1,166
Views
0
CrossRef citations to date
0
Altmetric
Editorial

Scientific bias – and how to protect ourselves from it

Firstly, the title is wrong. There is no scientific bias since bias is, well, … unscientific. In fact, science can be defined as the least biased and the most productive method of obtaining knowledge.

Now, as an editor of an academic journal one has the luxury of testing some of one’s thoughts about bias. An editor becomes in fact the ultimate judge of scientific merit, a sort of regulator of what deserves to be accepted as good science. In addition, like all forms of power, this one regulates social integration, i.e. careers, and by extension, livelihoods. As I leave European Societies to the capable hands of a new team, I would like to share some of my conclusions over these six years with every reader. In fact, these conclusions might perhaps serve as bearing points for a healthy academic life in general.

  • 1) Getting out of the pool. One of the ideas that seem to come naturally to every editor is to organise a pool of reviewers who will assess submitted articles, often in the form of an enlarged editorial board. Old biases die harder than new ones. The idea of the reviewer pool probably comes from the distant times of small scientific communities whose members had no efficient means of communicating. Although that time passed a century ago, the idea remained, most probably thanks to the comfort of having people you know and appreciate make a commitment to you. This sounds perfect. They are much more likely to accept your requests and you will know that you can trust their judgement. In other words, perfect double-sided bias.

    1. Selection bias is the first to come to mind. Choosing people is choosing attributes. Of course, there are good and bad selections, depending on competence, pluralism and open-mindedness. Still, knowing or getting to know these people involves your values and you cannot undo that.

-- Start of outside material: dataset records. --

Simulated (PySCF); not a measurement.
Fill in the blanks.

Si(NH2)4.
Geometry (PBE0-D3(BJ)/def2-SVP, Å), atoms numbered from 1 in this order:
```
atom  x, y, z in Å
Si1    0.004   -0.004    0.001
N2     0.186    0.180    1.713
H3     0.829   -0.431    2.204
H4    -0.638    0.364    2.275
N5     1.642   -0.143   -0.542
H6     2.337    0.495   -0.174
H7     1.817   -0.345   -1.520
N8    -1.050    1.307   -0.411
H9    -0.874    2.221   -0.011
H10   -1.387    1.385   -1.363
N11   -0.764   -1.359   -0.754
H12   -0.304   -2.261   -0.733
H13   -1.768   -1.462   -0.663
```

    2. Selected bias is something we never think about. Those who are selected have a sense of being appreciated and respected. This often leads to the slippery path of prestige and self-importance. Most significantly, it leads to a sense of entitlement when the requests to review are repeated, as will be if the recipients are in a reviewer pool. Now, because you have repeatedly requested people for their assessment, you are less likely to reject that assessment. The more you do so, the more the reviewers will confirm the validity of their views. We all get a mutually reinforced sense of being right when our judgements are implemented. And believing that we are right is the quintessence of bias.

    3. Ganging-up is not far. We have all known these moments when we are tempted to look at our students as an undifferentiated mass. It is a permanent struggle not to do so. A pool of reviewers in any form reaches rather soon a sense of ‘in-group’ comfort. When that is challenged, e.g. by authors who feel their articles’ assessments are wrong or unfair, it is very difficult to trouble that comfortable environment and put in doubt the established mode of operation. After all, these people have given over and over again their free time for your journal. You cannot just reject their contribution now. On top of it, they may turn against you for doing so. It is best to discreetly hold your ground and suggest that the article be submitted to another journal. There are many, so what you suggest is not really that bad, you are bound to think. Thus, you are now far, very far, from practising science.

  • 2) Steering clear of recognition. Making decisions on other people’s work makes you think that you are somehow particularly qualified to do so. Also, if you succeed in making your journal more attractive or influential, you think that you deserve acknowledgement. All this can easily lead to the pursuit of a plan of influence instead of knowledge for your journal or – if you are weak – for yourself too.

    1. The Halo effect is an obvious trap. You may genuinely think that inviting reputed colleagues to submit to your journal is a sound quality strategy. When you do so, you put yourself in an irreversibly biased position, since you are likely to avoid the rejection of their articles, consciously or unconsciously. That is very easy to do for an editor; you just assign the article to reviewers who are unlikely to disagree with the perspective of the author.

    2. The Matthew effect has operated so much in science that everybody should be aware of it by now. However, you face it frequently and in many forms as an editor. Despite the fact that sociology articles are not usually co-authored by large teams, one can try and look if those who have done some of the work are relegated to a thanking footnote, or if a recently defended thesis leads to an article of unbalanced attribution of authorship, to put it mildly. Also, entire domains of work are often simplistically attributed to one person, thus perpetuating that effect. It is unsettling to think that we sociologists keep transmitting “big men” (and “big women”) traditions but we do, and countering that tendency is part of an editor’s role.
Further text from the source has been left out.